ZeRO-Offload
ZeRO-Offload: Democratizing Billion-Scale Model Training
paper (2021 arxiv): https://arxiv.org/abs/2101.06840
My memory on ZeRO-Offload
ZeRO-Offlad helps multiple GPUs to scale to larger models that have more number of parameters by offloading the part of the memory to CPUs during training, without affecting the efficiency.
Way of thinking:
- As much memory as possible offloaded to CPUs.
- The communication overhead should be as small as possible.
- The computation overhead on CPUs shouldn’t affect the training efficiency.
Here is the solution for offloading:
Based on that, the authors propose to offload the optimizer (i.e., Adam optimizer) to CPUs where mixed precision training is applied, where 16-bit parameters are located in GPUs, but 16-bit gradients, 32-bit parameters, 32-bit variance, and 32-bit momentum[^1] are located in CPUs. Particularly,
- For the single-GPU case, after the 16-bit gradients are obtained by backward propagation in GPU, they are offloaded to CPUs and the optimizer uses the gradients for calculating parameter updates. Then the updated 32-bit parameters are converted to 16-bit which are then moved back to GPU.
- For the multi-GPU case, where ZeRO-2 is applied, then during the backward propagation, gradients are calculated from back to front. When a certain part of parameters got the gradients, the gradients are averaged by the reduce operator and sent to the corresponding data parallel GPU, which are then offloaded to CPU. After the step function is executed in CPU, the updated parameters are convreted to 16-bit and sent back to the GPU, followed by the all-gather operation or broadcast operation[^2] when parameters are updated and located in GPUs (the actual communication process may differ according to the communication strategy when applying ZeRO-2 and the offload method).

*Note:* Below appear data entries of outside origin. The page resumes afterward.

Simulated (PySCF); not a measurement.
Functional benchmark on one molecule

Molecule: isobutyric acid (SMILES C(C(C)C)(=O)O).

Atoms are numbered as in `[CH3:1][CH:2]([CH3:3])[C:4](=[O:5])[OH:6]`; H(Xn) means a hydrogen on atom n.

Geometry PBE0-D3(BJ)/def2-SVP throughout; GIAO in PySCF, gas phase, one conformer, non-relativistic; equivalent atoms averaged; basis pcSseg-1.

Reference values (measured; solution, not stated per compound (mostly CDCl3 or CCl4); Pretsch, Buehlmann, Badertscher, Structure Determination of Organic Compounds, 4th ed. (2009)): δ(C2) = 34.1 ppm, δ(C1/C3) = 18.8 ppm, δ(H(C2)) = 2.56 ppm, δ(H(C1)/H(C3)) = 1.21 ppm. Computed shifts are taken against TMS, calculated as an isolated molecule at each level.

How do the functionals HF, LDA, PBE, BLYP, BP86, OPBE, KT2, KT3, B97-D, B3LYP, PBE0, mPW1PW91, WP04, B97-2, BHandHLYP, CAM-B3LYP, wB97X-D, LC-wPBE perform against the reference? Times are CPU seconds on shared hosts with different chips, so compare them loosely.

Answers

- The step function in CPU for the gradients of parameters in later layers and the GPU->CPU communication can actually be overlapped with backward computation for parameters in previous layers,
- For small batch sizes, the communication and computation in CPUs would occupy a big part of the overall computation, which may be a bottleneck of the throughput. Therefore, the authors proposed to delay the CPU offloading by one iteration, to make sure that the CPU computation can be overlapped with the GPU computation.
Some interesting results
For Figure 10 where a single DGX-2 node is used (16 GPUs), each experiment uses a fixed total batch of 512 (possibly use gradient accumulation). For 1B-15B models, ZeRO-Offload achiever higher throughput than any model because it allows to train with larger batch sizes since the GPU memory is partially offloaded to CPUs. ZeRO-Offload with model parallelism can scale to a 70B-parameter model.
For Figure 11, with more GPUs (such as 64 and 128), ZeRO-2 starts to outperform ZeRO-Offload, because both can now run similar batch sizes, achieving similar computation efficiency, whereas ZeRO-2 does not suffer from the additional overhead of CPU-GPU communication.
[^1] In mixed-precision training, Adam optimizer state has 32-bit parameters, variance, and momentum, while the model itself has the 16-bit parameters and gradients.
[^2] For all-gather operation, the the CPUs will execute the step function in parallel when the whole backward propagation is finished and all the gradients are offloaded to CPUs. Then the updated parameters in optimizer states will be moved back to the corresponding GPUs followed by this all-gather operation. For broadcast operation, the CPUs execute step function sequentially once a certain part of gradients are calculated and offloaded to the CPUs. Similarly, the updated parameters will be moved back to the corresponding GPU. Since these parameters only in a single GPU now (in ZeRO-2 data parallelism), they are broadcast to other GPUs.